It is expected that data lakes will reach an annual market volume of $20.1 billion by 2025, according to Research and Markets - despite the term being just over a decade old. The concept of the data lake is attributed to Pentaho founder James Dixon. Today it is usually defined as a system or repository of data that is stored in its natural (i.e. raw) format. Usually, a data lake is in the form of a repository of data in multiple formats (including unstructured file and object content) from many sources, which needs to be analysed for a business purpose.

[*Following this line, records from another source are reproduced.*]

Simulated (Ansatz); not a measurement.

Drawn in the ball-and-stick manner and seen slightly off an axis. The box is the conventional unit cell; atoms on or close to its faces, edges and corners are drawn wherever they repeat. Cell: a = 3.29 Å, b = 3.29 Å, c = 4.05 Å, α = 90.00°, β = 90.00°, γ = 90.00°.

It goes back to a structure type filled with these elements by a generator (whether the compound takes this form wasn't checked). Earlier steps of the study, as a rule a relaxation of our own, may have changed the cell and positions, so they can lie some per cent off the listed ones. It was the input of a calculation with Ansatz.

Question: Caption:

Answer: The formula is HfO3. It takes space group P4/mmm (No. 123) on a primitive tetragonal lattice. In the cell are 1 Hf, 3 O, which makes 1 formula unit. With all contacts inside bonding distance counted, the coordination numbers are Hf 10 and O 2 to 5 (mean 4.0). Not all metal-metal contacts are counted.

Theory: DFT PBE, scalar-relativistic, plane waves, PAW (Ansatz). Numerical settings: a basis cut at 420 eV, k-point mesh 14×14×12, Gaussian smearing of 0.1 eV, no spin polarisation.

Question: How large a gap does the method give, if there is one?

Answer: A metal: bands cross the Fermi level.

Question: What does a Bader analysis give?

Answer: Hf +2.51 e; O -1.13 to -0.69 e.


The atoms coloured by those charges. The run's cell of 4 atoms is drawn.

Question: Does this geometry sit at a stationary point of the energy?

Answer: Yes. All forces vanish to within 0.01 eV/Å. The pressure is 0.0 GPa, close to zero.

The term data lake increasingly appears in connection with the field of big data and the ability to gain knowledge from large volumes of data with the help of analytics tools.
Semi-structured storage
Since data lakes aggregate data from various sources - such as business data from ERP systems, customer data from eCommerce databases, time series data, event streams and files from document repositories (to name just a few) - data lakes can quickly reach capacities in the petabyte range and beyond. This means we are dealing with a data volume that puts data lakes beyond the reach of traditional database technologies, such as the relational database management system (RDBMS), which were originally designed to handle structured data. This is one of the reasons why new storage solutions such as the Hadoop distributed file system (HDFS) have emerged as a more flexible, scalable way to manage both structured and unstructured data, commonly referred to as "semi-structured".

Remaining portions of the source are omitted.